Unique to the Industrial Workers of the World from its beginnings have been the songs Wobblies sang on shop floors and strike lines, in jails and hobo jungles. Wobblies wrote their own words using the tunes of well-known hymns, anthems, parlor songs and vaudeville singalongs. These were first printed in the Little Red Songbook of 1909 and then in many more editions throughout the 20th century. The songs were collected in the first Big Red Songbook, 2006.
Industrial Worker recently spoke with the Foundation Distinguished Professor of American Studies and History at the University of Kansas & Editor of the Big Red Song Book !st Ed. David Roediger. The interview below has been edited for clarity and length.

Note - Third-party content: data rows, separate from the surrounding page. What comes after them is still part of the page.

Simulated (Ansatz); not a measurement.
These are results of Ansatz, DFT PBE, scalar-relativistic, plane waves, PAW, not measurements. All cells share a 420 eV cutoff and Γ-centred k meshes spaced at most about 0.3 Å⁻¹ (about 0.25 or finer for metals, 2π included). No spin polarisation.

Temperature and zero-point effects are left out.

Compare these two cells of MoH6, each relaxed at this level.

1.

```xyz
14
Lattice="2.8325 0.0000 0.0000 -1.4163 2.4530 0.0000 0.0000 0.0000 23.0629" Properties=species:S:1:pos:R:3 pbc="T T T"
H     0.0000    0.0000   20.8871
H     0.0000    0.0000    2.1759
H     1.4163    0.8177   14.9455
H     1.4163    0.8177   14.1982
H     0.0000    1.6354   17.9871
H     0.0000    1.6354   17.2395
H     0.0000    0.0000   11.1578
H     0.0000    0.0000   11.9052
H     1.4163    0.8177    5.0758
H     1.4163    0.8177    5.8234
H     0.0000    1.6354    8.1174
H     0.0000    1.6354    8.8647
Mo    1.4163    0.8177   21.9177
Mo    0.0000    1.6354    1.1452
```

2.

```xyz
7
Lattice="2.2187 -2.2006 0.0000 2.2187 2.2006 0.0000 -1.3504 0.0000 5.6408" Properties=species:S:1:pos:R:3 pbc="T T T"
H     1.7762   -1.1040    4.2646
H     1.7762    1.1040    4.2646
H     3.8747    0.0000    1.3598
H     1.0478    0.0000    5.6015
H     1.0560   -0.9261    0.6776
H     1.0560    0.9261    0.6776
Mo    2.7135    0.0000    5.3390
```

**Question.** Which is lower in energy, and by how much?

Industrial Worker: What is the BRS and how did it come about?
David Roediger: The BRS began with John Neuhaus’ collecting [songs] and afterwards was a long time project particularly by Archie Green. Fred Thompson, a Canadian Wobbly (a term of endearment for members of the IWW) who I knew in Chicago also encouraged us to compile all the little red songbooks (LRS’s) and see what they came to. Fred was long dead by the time the BRS appeared, but a group of people, four of us as co-editors, produced it with the intent of gathering all the songs in the LRS’s up to 1973. We thought we would be getting the heart of the Wobbly tradition if we stopped there. It was Archie’s idea mainly.
Who was Archie Green?
Archie Greene was this great labor folklorist who had been a shipwright. He was very influential in academic unionism in the United States but also at the University of Illinois where he taught in the 50’s and 60’s. He was the principal publicist for the folk song movement in Illinois back in those years.
Archie’s probably better known for his research on labor slang. We became friends when he interviewed me about the word “Wobbly.” He was doing an article on the word. There are probably about 20 different origin stories for it.
Who else were the editors of the BRS?
Archie wrote the preface, Tom Morello had a forward, and Franklin Rosemount had an article about other IWW songs and poems, that weren’t in the LRS’s. Salvatore Salerno talked about IWW slang and I had an article on John Handcox the great songwriter, singer and poet. Franklin contributed a lot of the beautiful graphics, and Carlos Cortez has an essay. There was a glossary of labor language. And we had singers and songwriters too. Utah Philips wrote an afterword.
Fred Thompson wrote about the older songs of labor. He was one of those old timers who could recite revolutionary poems by heart like Blake’s The Little Black Boy and A Man’s a Man for A’ That by Burns. Fred took a lot of pride in that. “Karl Marx’s Whiskers” was one of his favorites when people at a meeting got too sectarian and involved in their own rhetoric.
The idea of having just the songs from all the LRS’s quickly expanded to having essays about the songs too. And we ended up not being able to make a firm distinction between songs and poems. Some of the songs didn’t scan well and were hard to sing and yet there were good poems without tunes suggested for them. Then too a lot of early Wobblies’ mother tongue wasn’t English, especially in the east, so a lot of those songs were never sung.
What were some of your favorite songs in the BRS?
The BRS had no printed music as such, just words. The first one on my list would be the poem about Frank Little though I don’t know if anyone ever sang it to the tune suggested. It was completely neglected. I became interested in Covington Hall because he had some poems in there with suggestions about what tunes you might use. I tend to like the jaunty irreverent ones like Halleluiah, I’m a Bum by Joe Hill. I’m a big fan of T-Bone Slim, the Wobbly songwriter. I like I’m Too Old to be a Scab and The Popular Wobbly a lot.